The Endpaper Project began in 1989 when a group of rare book conservators at the Library recognized the need for a wider selection of strong and compatible papers to use with historical books. The initial phase of the project was to support the development of one style of Italian printing paper from the late sixteenth century because of its prevalence and fine qualities. Interested papermakers were asked to create a paper that matched the “Genoese type” book papers. A similar search for paper was made in 1756 by the Society of Arts in England, which offered a premium for “making one Rheam of Paper, which upon Trial will be judged to come nearest in all its qualities to the French Paper, proper receiving the best Impressions from Copper Plates.”3 Library of Congress Matching Workshop, July 2004. Left to right: Otoyo Yonekura, Min Ah Song, and Yasmeen Khan comparing new paper samples with old books.

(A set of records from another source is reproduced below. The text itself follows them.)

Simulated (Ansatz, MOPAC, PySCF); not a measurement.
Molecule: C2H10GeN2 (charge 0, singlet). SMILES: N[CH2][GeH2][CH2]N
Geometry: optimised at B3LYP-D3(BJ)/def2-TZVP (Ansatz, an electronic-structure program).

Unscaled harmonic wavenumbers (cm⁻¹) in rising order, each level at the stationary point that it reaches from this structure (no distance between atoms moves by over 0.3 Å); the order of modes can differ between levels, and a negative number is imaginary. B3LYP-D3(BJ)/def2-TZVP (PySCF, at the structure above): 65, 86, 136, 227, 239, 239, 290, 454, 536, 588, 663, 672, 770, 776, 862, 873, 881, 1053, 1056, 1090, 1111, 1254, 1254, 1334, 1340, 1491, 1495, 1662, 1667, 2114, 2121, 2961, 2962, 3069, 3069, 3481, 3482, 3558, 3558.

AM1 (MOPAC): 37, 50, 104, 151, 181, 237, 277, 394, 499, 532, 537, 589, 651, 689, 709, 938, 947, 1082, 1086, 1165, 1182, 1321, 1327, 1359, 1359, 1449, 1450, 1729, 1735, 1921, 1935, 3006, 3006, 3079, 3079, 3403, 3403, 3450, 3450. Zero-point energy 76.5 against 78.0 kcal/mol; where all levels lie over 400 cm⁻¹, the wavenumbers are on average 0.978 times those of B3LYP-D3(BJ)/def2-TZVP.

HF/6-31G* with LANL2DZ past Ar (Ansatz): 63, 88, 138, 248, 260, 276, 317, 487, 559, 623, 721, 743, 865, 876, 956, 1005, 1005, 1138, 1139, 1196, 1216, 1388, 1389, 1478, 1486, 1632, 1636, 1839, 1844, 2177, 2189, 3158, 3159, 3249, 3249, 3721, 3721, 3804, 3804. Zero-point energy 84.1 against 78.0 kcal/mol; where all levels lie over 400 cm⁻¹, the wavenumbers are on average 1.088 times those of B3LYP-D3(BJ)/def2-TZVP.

The first Endpaper Project orders were placed with an internationally representative group of six papermills. Each mill was provided with specification guidelines for permanence and durability, a color swatch, and an original paper sample borrowed from the book Spirituali, imprint Venice, 1574. The resulting papers were beautiful and useful, as well as very different from one another and from the historical sample.
These results echoed those of the Society of Arts’ request: “Although the Society of Arts did award several second prizes, it was not until 1787 that they awarded a first prize,” thirty-one years later!4 The rich variety of endpapers submitted for the initial Endpaper Project demonstrated that papermaking is just as complex and subtle now as it was in the eighteenth century.
Another lesson from the initial Project request was how complicated it is to describe a specific paper in a language that is mutually understood by both conservators and papermakers. In an effort to facilitate collaboration, a meeting of the papermakers and conservators was held at Center for the Book at the University of Iowa (UICB), where one of the sessions focused on revising a draft of papermaking terms and definitions compiled from sources available at the Library (see http://www.loc.gov/preserv).5
Looking at Endpapers Today
This new phase of the Endpaper Project, in Spring 2004, focused on looking at available papers and conservators’ priorities for choosing endpapers for books from various centuries. The Library requested that the papermills send samples that best matched sixteenthto eighteenth-century, western book papers and that they choose two papers to be tested. They were also asked to describe the reasons for their choices, as well as to provide a general manufacturing description (http://www.loc.gov/preserv/). A significant effort was made to identify all mills producing endpapertype papers and to be as inclusive as possible. Many of the mills also sent sample books, color swatches, and other papers they thought we might find useful, some of which were included in the matching session. We also added papers to the matching sessions from mills that were unable to send samples but that we had in stock.6
Book conservators consider four main categories when choosing endpapers: the paper must not degrade quickly (permanence), it must be strong enough for the use (durability), it must have compatible working and handling properties, and ideally it would aesthetically reflect the rare book paper. The quality of permanence addresses the need for the endpaper to protect the book pages and not cause degradation.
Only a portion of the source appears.